Employers are split down the middle over whether to agree a pay deal for 500,000 construction workers, CN understands.
The latest meeting of the 2012 Construction Industry Joint Council pay talks took place last week, with agreement yet to be reached between unions and employers.
Construction union Ucatt has called for calm from workers, but promised that if a negotiated settlement cannot be reached “they would not flinch from taking appropriate action”.
The CIJC is the largest construction industry agreement covering the pay and terms of conditions of up to 500,000 workers.
It sees unions including Ucatt and Unite around the table with nine employers’ associations, such as the UK Contractors Group, Civil Engineering Contractors Association, the Home Builders Federation, along with the National Access Scaffolding Confederation, the National Association of Shopfitters and the Painting & Decorating Association.
After the first meeting, employers refused a pay rise, saying industry faces more cutbacks, redundancies and liquidations – and companies are trading at negative margins “just to try and stay afloat”. The talks were adjourned until last week.
CN understands there is now a split between the larger employers, who are in favour of a deal, and the bodies representing smaller firms.
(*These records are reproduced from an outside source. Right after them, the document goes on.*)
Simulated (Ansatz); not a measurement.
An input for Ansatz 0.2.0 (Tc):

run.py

The union would not provide any details on the threat of “appropriate action”, or whether the hard core is attempting to emulate the protests seen over reforms to the M&E sector through the Building Engineering Services National Agreement(Besna).
Steve Murphy, general secretary of construction union UCATT, said: “There is growing anger among construction workers about low pay. The employers must return to the negotiating table with a decent pay offer.”
A further pay negotiation meeting has been scheduled for Tuesday (26 June).
The council agreed a pay increase of 1.5 per cent last year.